# If you know it's not going to be a match...



## Bender (Dec 30, 2008)

Do you even email the adoptive applicant?

Just got an email this morning from the rescue with an appliant that had too many 'nopes' on it. 

They wanted a dog who didn't need a lot of training, would be good with their dominant female, was a medium sized dog with minimal/no grooming needs who was good with cats and horses.

Sage needs someone to be the boss figure and give her training/work to do, she lunged and barked at Storee (my pushy bossy girl) for the first two weeks, is the same size as Bender so not a medium sized dog and she's a hairball who needs regular brushing. She's thought about the cat here but knows I'll say no and I have no clue how she is with livestock but likely would need some training to learn to leave them alone...

So I just emailed the rescue back to say it wasn't looking like the right fit.

Plus the applicant said on cold days the dogs all get bones to chew and Sage does not appear to be the type that would take a bone and go to her corner and behave....:no:


----------



## Pointgold (Jun 6, 2007)

Of course you contact them, it is only common courtesy.


----------



## cubbysan (Mar 13, 2007)

Yes, when I was looking for a rescue, I was very upfront about having a loud, busy house - because I knew that many rescues would not do well in that scenario.

I was very happy when two of the rescues called me, instead of e-mailing me to explain that the current dogs they had were not good for that situation. It is frustrating enough trying to adopt a rescue, at least the applicant can now leave you alone, and move on the other rescue groups.


----------



## Bender (Dec 30, 2008)

Well I did that, I didn't email the applicant though. The rescue contact is going to send them the email and if they want more info...

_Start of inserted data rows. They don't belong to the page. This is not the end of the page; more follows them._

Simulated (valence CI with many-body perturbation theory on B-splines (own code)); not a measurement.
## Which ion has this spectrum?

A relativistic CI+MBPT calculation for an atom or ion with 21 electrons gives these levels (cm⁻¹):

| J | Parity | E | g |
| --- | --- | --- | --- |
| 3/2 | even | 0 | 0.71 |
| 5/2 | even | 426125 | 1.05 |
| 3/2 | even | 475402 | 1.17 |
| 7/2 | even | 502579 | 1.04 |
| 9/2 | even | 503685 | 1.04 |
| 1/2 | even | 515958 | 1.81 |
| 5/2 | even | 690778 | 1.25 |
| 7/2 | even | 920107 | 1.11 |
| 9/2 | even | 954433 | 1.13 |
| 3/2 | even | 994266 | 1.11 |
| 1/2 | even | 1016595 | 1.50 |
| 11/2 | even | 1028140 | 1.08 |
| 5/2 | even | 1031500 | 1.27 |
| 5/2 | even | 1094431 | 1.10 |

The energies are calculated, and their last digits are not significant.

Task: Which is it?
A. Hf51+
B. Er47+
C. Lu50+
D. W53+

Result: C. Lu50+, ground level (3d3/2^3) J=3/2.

My main thing is I don't think Sage would do well with another pushy female, because she would like to be in that role...


----------



## mylissyk (Feb 25, 2007)

Someone definitely needs to let the applicant know this particular dog is not a good match for them, as long as the rescue does that I don't think a foster needs to do so as well.


----------



## fostermom (Sep 6, 2007)

They way our group works is the application coordinator sends an application to us (fosters) we look it over and decide if they are a good enough match to meet with the foster dog. If not, we let the coordinator know and the coordinator lets the potential adopter know. If it's yes, then we contact the potential adopter.

It's done that way because if we have a highly desirable foster (young female, even better if it's a puppy), then almost every applicant is interested in that dog, which means the foster home could easily get 15-20 applications on that one animal. They don't have time to contact each and every one of them to let them know they aren't a good match (and have the potential adopter argue about how they are the perfect match).


----------